Retaining Effective Teachers Policy
Link to Evidence of Effectiveness: New Mexico does not connect tenure decisions to evidence of teacher effectiveness.
Basis for Tenure: New Mexico awards tenure automatically after the probationary period; it is not based on an additional process that evaluates cumulative evidence of teacher effectiveness.
End the automatic awarding of tenure.
New Mexico should deliberately base its decision to grant tenure on actual evidence of a teacher's classroom effectiveness.
Ensure that evidence of effectiveness is the determinative factor in tenure decisions.
New Mexico should make cumulative evidence of effectiveness, rather than number of years in the classroom, the most significant factor when awarding teachers the leap in professional standing that tenure represents.
Articulate a process that local districts must administer when deciding which teachers get tenure.
New Mexico should require a clear process, such as a hearing, to ensure that the local district reviews a teacher's performance before making a tenure determination.
New Mexico asserted that advancement is possible based on its evaluation system's—NMTEACH—summative scores, with teachers scoring effective overall and earning at least 50 percent of the possible points in the improved student achievement domain of their effectiveness report.
9B: Tenure
Tenure should be a significant and consequential milestone in a teacher's career. The decision to give teachers tenure (or permanent status) is usually made automatically, with little thought, deliberation or consideration of actual performance.[1] State policy should reflect the fact that initial certification is temporary and probationary, and that tenure is intended to be a significant reward for teachers who have consistently shown effectiveness and commitment.[2] Tenure and advanced certification are not rights implied by the conferring of an initial teaching certificate. No other profession, including higher education, offers practitioners tenure after only a few years of working in the field.[3]

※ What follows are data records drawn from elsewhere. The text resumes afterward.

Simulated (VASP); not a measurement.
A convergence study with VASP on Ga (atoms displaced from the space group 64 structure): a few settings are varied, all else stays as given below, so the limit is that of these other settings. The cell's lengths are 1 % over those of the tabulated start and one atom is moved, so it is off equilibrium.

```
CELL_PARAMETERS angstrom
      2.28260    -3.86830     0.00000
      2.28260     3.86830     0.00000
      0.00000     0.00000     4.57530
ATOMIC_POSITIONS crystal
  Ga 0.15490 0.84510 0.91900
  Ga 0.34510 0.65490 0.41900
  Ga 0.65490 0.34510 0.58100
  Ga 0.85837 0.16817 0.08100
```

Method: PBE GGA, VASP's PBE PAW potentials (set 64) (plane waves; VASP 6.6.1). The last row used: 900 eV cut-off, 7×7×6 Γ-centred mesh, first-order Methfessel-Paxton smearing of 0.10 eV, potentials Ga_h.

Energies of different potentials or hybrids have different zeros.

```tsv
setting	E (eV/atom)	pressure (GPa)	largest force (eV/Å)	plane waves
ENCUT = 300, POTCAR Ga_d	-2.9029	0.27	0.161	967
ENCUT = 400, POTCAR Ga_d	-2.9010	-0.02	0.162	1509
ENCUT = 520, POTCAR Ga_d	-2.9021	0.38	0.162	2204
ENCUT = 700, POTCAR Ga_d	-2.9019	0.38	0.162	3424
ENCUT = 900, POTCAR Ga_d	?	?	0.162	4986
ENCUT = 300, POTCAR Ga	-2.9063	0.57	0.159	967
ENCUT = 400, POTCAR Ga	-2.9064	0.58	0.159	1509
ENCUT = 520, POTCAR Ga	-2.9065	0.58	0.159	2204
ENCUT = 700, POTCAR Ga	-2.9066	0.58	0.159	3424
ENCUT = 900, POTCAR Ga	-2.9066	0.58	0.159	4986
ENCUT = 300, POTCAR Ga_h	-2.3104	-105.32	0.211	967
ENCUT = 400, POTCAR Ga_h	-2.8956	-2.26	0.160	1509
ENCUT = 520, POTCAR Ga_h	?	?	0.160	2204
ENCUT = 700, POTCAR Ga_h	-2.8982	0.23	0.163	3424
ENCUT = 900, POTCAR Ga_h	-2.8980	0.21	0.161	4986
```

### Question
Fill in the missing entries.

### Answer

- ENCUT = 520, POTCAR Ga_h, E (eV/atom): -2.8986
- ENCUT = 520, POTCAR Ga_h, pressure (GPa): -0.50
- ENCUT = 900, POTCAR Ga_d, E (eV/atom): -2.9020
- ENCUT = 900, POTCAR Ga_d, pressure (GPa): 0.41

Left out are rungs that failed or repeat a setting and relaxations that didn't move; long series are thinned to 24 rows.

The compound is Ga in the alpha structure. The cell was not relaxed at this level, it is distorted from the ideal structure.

States should also ensure that evidence of effectiveness is the preponderant (but not the only) criterion for making tenure decisions.[4] Most states confer tenure at a point that is too early for the collection of sufficient and adequate data that reflect teacher performance. Ideally, states would accumulate such data for four to five years. This robust data set would prevent effective teachers from being unfairly denied tenure based on too little data and ineffective teachers from being granted tenure.